Open space eyed for bike park, disc golf course

A formerly tamarisk-choked swath of land could become a mountain bike park and disc golf course under a proposal being developed by the city of Fruita and local recreation organizations.

City parks and recreation officials this summer are expected to ask the City Council to approve a site design plan for a 35-acre tract sandwiched between Colorado Highway 340 and the Kings View subdivision. The land touches the northeast corner of the Snooks Bottom Open Space Park.

The city purchased the property, known as the Kings View Open Space, about 10 years ago with the help of a Great Outdoors Colorado grant. Council members identified the Kings View Open Space as a potential park during the development of the city’s Parks, Open Space and Trails Master Plan in the last two years, Parks and Recreation Director Ture Nycum said.

The Tamarisk Coalition secured grants from Alpine Bank and ConocoPhillips to remove tamarisk and craft a revegetation plan. City officials plan to spend $40,000 this year on tamarisk removal and site preparation, Nycum said.

In the meantime, the city is working with the Colorado Plateau Mountain Bike Association and the Grand Valley Disc Golf Club to design amenities for the land.

Many of the details and costs still need to be worked out, but initial plans call for an 18-hole disc golf course and a mountain bike park that could include a single-track trail and other features to allow bikers to learn etiquette and practice their skills.

Nycum said although there is a disc golf course at Fruita’s Little Salt Wash Park, there is demand for additional venues.

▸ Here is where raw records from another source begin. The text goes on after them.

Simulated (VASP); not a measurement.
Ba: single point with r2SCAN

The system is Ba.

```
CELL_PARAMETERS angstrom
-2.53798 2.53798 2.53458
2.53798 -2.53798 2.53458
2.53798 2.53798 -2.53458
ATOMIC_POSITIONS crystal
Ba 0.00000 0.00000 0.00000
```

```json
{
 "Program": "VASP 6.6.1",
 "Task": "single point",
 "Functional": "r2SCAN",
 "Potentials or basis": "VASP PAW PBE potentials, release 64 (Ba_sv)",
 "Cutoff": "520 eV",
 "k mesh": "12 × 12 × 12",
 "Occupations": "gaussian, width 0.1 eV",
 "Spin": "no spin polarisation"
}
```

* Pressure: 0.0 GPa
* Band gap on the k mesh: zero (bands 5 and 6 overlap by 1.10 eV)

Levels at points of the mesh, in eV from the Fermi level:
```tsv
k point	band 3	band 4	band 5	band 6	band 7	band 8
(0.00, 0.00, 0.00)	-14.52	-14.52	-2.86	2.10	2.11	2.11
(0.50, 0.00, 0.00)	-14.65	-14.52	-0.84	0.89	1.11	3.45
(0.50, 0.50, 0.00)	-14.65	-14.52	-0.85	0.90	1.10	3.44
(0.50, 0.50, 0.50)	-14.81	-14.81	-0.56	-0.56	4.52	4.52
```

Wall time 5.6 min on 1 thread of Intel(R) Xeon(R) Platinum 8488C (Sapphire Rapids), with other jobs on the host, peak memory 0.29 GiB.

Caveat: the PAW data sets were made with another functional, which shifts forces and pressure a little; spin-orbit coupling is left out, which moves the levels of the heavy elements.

“It just seems like there’s more and more use of that park over there,” he said.

COPMOBA President Chris Muhr said development of the mountain bike park could be done in phases, starting with a single-track trail and building over time to include a pump track, jumps and bridges. Riders could practice at the park before heading out to the Kokopelli Trail or the North Fruita Desert.

“The idea is that they can take these skills they develop out to the trails and not only enjoy themselves but be safer and know what their limits are,” Muhr said.

Muhr said it’s possible that COPMOBA members would donate time and equipment to help build the mountain bike park.

Council members have pushed to fast-track the development of the open space, but Nycum said no timeline has been set for opening the disc golf course and mountain bike park.